It wasn’t nerves or anything, but for the first time in a while I wasn’t sure what I’d say after the show…walking up to a performer, away from the stage.
TundeOlaniran is just an outstanding presence and not merely because of his elaborate costumes. The young artist is certainly approachable, don’t get me wrong, and quite affable in demeanor when he’s down at ground level. But up there on a stage, under boomlights and amplified with soundsystems, he’s something refreshingly strange and transcendent, akin to traditional ideas of an iconic pop star similar to, yes, Madonna (a key influence upon the Flint-raised artist). This is classy showmanship reimagined to zazz some vigor back into the post-apocalyptic-youths yawning through this post-Internet-era; an out-of-this-world play or surreal opera, swirled with flavors of 80’s dance-pop, neo-techno caustics, R&B balladry and almost rapper-esque reeling of compressed, declarative lyrics.
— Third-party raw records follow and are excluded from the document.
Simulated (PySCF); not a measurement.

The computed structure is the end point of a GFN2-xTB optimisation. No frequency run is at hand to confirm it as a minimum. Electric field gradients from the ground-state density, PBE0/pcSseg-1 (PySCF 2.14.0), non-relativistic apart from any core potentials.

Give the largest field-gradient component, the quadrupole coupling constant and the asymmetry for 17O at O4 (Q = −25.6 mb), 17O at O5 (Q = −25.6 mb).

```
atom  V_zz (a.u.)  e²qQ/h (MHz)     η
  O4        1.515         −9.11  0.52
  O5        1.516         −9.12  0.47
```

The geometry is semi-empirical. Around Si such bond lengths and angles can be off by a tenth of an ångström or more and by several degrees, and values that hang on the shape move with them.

Tunde’s musical style (or genre) goes all over the place, ...but then – that’s exactly “where” this singer grew up – from Nigeria, to England to Flint, MI. The young Tunde listened to Madonna’s Immaculate Conception repeatedly as a kid living in Germany. “I wasn’t quite old enough, then, to be finding things for myself yet,” says Olaniran, “and anything we bought that was English-language was through the store at the Army base nearby, filtered through this very narrow-viewed American culture. But somehow I got Madonna on cassette and I remember thinking: this is just an artist’s regular album, I didn’t know it was a Greatest Hits…”
“Being on my own and so young and dancing around, jumping around and playing out music videos and performances in my mind, like, ‘We’re gonna put on a show for you!’ I spent a lot of time by myself, growing up, pretending to be in certain moments and really having a vivid imagination, in my own world.”
In Tunde’s mind, in his own world, the creative landscape is always varying. His debut solo album has the telling title: Infinite Modulation.
“I know a lot of people probably have that same kind of experience as a kid, but having this rich imagination in my life and being alone a lot and doing music on my own, without a lot of external input as to what I should or shouldn’t be listening to…”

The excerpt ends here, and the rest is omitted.